It’s not always easy to gain the trust of your teammates. Through hard work and dedication to Bemidji State football, senior Cory Crosby has earned the respect of his coaches and teammates. His peers proved that this offseason when they named him a captain for 2012.
“He leads by example,” said assistant coach and co-defensive coordinator Brent Bolte. “I don’t think he has ever been late for anything or missed a team meeting. He has done that since he was a young player, so that gets the confidence, trust and belief of the players that he will be there through thick and thin. He sacrifices and puts the team first. He has always done that and that is why guys really respect and look up to him.”
“I lead by example. I’m going to try and do the best I can and work as hard as I can and I hope they follow along with it,” Crosby said.
The Cold Spring, Minn. native has had to prove himself since he stepped on campus five years ago. A defensive lineman in high school, Crosby was moved to outside linebacker in the fall of his redshirt season, then to inside backer in the spring.
“It was really confusing at first,” Crosby said. “I show up here not knowing anything, then all of a sudden they put me at a new spot. I played there the whole fall, come back for spring and they put me at inside linebacker. It was interesting, but I got to learn from a lot of inside linebackers like Andrew Eagan, he taught me a lot and I modeled myself after him.”
Crosby got one spring session and a fall camp of experience at inside linebacker before beginning the 2009 season, but he would have to learn quickly after inside linebackers started to go down with injury. At Northern State Sept. 26, 2009, just minutes into the fifth game of the season, the depth chart shrunk to show Crosby’s name at the top.
“I remember that game,” Crosby said. “I told my parents not to come because it was too far away and I wouldn’t be playing much. But then all of a sudden Alex Mock goes down, so I was thrown in there.
“I was so nervous, but it was a lot of fun and I realized I loved playing inside linebacker.”
“He had the opportunity to start at the weak side position and really the rest is history, he has locked it down ever since then,” Bolte said.
Locked down he has. A week later, Crosby heard his name called for the first time - oddly enough against his hometown college team, St. Cloud State University - and hasn’t missed a start since.
“It was pretty cool and really exciting,” Crosby reminisced. “My parents and I made it a big deal that I was starting. I had family and friends up, so it was a lot of fun, especially playing St. Cloud State.”
Crosby finished his freshman campaign fourth on the team in tackles, then followed that performance by leading the Beavers in tackles as a sophomore, finishing second in the Northern Sun Intercollegiate Conference in the category and earning Second-Team All-NSIC honors. He posted the second most tackles on the squad a season ago, another year where he was recognized as an all-conference performer.
“Cory is just a really smart, physically gifted football player,” Bolte said. “He is steady and doesn’t make big mistakes. That is what, especially early in his career, made him stay out there. He outplayed and out-produced his competition.
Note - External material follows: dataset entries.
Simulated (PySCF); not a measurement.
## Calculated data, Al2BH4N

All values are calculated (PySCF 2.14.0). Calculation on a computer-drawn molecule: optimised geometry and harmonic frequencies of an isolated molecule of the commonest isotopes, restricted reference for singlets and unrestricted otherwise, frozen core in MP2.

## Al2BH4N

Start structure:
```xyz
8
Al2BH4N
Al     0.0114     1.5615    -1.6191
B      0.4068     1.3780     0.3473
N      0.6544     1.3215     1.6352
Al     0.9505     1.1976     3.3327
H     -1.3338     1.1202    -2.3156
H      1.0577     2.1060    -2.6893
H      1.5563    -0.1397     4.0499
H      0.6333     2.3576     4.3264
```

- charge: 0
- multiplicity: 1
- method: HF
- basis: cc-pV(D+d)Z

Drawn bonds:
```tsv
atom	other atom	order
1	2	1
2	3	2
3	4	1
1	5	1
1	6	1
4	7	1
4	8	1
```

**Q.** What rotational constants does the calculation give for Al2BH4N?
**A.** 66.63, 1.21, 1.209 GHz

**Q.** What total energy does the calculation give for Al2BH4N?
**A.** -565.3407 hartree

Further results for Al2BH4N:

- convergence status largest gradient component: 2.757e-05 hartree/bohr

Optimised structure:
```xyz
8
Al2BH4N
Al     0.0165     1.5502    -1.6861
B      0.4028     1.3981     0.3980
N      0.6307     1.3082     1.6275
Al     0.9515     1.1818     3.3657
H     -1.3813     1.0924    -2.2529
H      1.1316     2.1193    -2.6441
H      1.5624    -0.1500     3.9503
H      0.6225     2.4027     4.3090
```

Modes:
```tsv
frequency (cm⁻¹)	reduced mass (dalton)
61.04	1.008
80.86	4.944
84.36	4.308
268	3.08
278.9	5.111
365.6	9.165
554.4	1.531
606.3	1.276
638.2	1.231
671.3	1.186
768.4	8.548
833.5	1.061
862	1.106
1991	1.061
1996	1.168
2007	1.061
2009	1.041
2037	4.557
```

“He is a very accountable young man that has done a lot of great things for us and made a lot of big plays in crucial situations and that started fairly early. For being a young player he did an outstanding job limiting those mistakes and keeps producing year after year. He is very cerebral and knows how to be at the right spot at the right time.”
His production has earned him the right to start his 31st consecutive game today. Crosby’s steady play has led to 238 career tackles, just 29 shy from inserting himself in the Bemidji State football record book. But it is just more than numbers on the gridiron that his teammates entrusted the honor of being captain in 2012.
“I hope it was my hard work and how I carry myself in the classroom, as well as the extra responsibilities I have outside football. I hope that is something they can look up to,” Crosby said.
A chemistry major, minoring in physics, math and business administration, Crosby hopes to enter the chemical engineering field after graduation in December.